Joel, Democrats overestimated what's possible with a one- or two-vote majority. If it was five, or six, or seven votes, the bitter infighting would have just been infighting - you know, the usual variety. Of course Manchin, and all moderate Democrats, are going to seem Republican-esque at times like these, and Sanders isn't helping reconciliation when he attacks Manchin in his home state.

It's time for both legislators in both parties, but particularly Democrats, to start giving more than taking. If Dems expect to get anything done by the time November 2022 rolls around they'll have to start saying "yes", or if not, "ok, dammit!". Otherwise, they might find their slim majority has evaporated, themselves unemployed, and their grand policy objectives postponed - again.

Matt Chester's picture
Matt Chester on Oct 19, 2021

Yeah the prospects for the Democrats in 2022 don't look great when the headlines are just months of stalled talks. You can certainly blame both sides for that, as well as the razor thin majority-- makes it feel like perhaps we're closer to not being purely 2 parties, which I think could be beneficial in the end to make pragmatic policy progress towards climate action with real negotiation-- not having a single person who by name is under the party be able to tank it all but by bringing together different coalitions via various compromises and, as you say, give and take. I guess the way that governing is supposed to work in theory but appears not to right now.. 

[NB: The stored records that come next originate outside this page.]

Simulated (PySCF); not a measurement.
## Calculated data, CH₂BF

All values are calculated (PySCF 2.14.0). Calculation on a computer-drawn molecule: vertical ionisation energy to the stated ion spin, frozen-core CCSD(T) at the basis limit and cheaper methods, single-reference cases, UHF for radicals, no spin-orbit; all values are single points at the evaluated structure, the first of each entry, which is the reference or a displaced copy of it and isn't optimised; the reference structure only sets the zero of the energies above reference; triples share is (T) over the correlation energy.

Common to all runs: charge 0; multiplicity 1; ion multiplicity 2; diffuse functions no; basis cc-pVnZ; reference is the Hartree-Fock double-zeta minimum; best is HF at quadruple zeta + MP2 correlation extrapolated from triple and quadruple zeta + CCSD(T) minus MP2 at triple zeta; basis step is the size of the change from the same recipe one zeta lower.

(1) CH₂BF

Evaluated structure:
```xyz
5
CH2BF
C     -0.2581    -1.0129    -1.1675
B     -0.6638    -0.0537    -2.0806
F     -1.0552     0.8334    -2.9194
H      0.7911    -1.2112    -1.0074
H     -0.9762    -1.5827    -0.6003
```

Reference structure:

Mark Silverstone's picture
Mark Silverstone on Oct 23, 2021

I think your take is correct Joel. The alternative is to rely on smaller inducements and to regulate to favor decarbonization.  The problem with that is, of course, that a new administration can easily reverse regulations.  It is all very messy, to say the least. But, let´s hope that 1) Democrats will get at least partial legislative satisfaction 2) Somehow they can keep majorities in both houses.